Too often Europe-wide elections have been reduced to nothing more than the sum of multiple national campaigns. European voter turnout has seen a substantial decrease since the first European elections in 1979. European democracy deserves much better.


Many crises have shaken our Union over the last few years, including mounting Euroscepticism, growing populism, the austerity crisis, migration challenges, terrorist threats, as well as the insecurities resulting from Brexit. However there seems to be a growing realisation that working together is indispensable, in order to tackle Europe’s common challenges. But there is still a long way to go to persuade citizens that Europe is working for them. We need to do better!

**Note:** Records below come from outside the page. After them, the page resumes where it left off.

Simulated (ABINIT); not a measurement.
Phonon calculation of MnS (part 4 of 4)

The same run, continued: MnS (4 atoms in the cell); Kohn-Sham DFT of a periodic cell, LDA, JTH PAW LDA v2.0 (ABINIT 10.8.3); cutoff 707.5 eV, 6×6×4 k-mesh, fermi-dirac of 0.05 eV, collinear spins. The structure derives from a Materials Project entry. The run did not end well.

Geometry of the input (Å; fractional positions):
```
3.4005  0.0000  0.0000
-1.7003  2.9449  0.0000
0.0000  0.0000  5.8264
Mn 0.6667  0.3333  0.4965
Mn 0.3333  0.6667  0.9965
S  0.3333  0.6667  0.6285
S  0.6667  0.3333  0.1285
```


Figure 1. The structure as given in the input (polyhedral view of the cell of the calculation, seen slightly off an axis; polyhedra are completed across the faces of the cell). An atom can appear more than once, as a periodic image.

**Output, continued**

Every citizen has the right to participate in the democratic life of the Union. In the run-up to the European election of 2019, we need to improve the democratic legitimacy of the EU. Firstly we need to ensure that the principle of the Spitzenkandidaten, that the election of the President of the European Commission is nominated as a lead candidate by one of the European political parties, will be repeated. This process strengthens the EU’s democratic dimension and contributes to transparency in the decision making process, since people get to a choice of candidates prior to the European elections. We also support the idea of having pan-European lists of candidates in European elections. We need to examine ways to introduce these lists, which could use at least some of the seats left vacant when the UK leaves the EU.


We need to reinforce the democratic and transnational dimension of the European elections and the democratic legitimacy of the EU decision-making process. Indeed, the 2019 European Parliament elections will be transformative for European democracy.


The S&D Group demands a democratic agenda to strengthen the democratic participation of our citizens:


We support the principle of the Spitzenkandidaten process as it fosters the political awareness of European citizens and reinforces the political legitimacy of both Parliament and the Commission, by connecting their respective elections more directly to the choice of the voters.

In this respect, we also support the proposal of electing a number of Members of the new European Parliament through pan-European lists of candidates, put forth by the various European political parties, led by the candidates for the Presidency of the European Commission.

The Spitzenkandidaten-process should rely to the largest extent possible on participative procedures within the national parties such as primaries. This should be done in cooperation with national parties. European events surrounding these primaries can have a strong impact on the legitimacy and credibility of the European project. Therefore, national, as well as regional and local media involvement, especially television networks, is a must!

Progressive national and European leaders should seize the opportunity of the European elections to present a European agenda which clearly differentiates them from the other political forces. This will help regain trust and present citizens with clear choices for the future of the European project. Consequently, European elections should occupy an important place on the agenda of progressive leaders, being an opportunity to reconnect citizens to the European project.

We must do better in connecting with people so that, in return, people would want to participate. They must truly feel that the EU is there for them. They must truly feel political ownership of the European project.  It is not enough for voting to be easy; people have to want to take part. For people to want to participate in the political process, they must be convinced that their participation actually does matter —it must have a tangible impact on policy decisions, and improve people’s lives across Europe. To achieve this, we must make extensive use of the opportunities offered by social media. We need to find ways to shape our progressive narrative so that it makes Europe personally relevant to all of us. We need to engage with citizens on how to deliver better and more empowering reforms that will increase trust in our Union.


The Bruges Together Declaration “Democratic participation in the 2019 European Parliament elections” was adopted in Bruges on February 22, 2018, at the Together event.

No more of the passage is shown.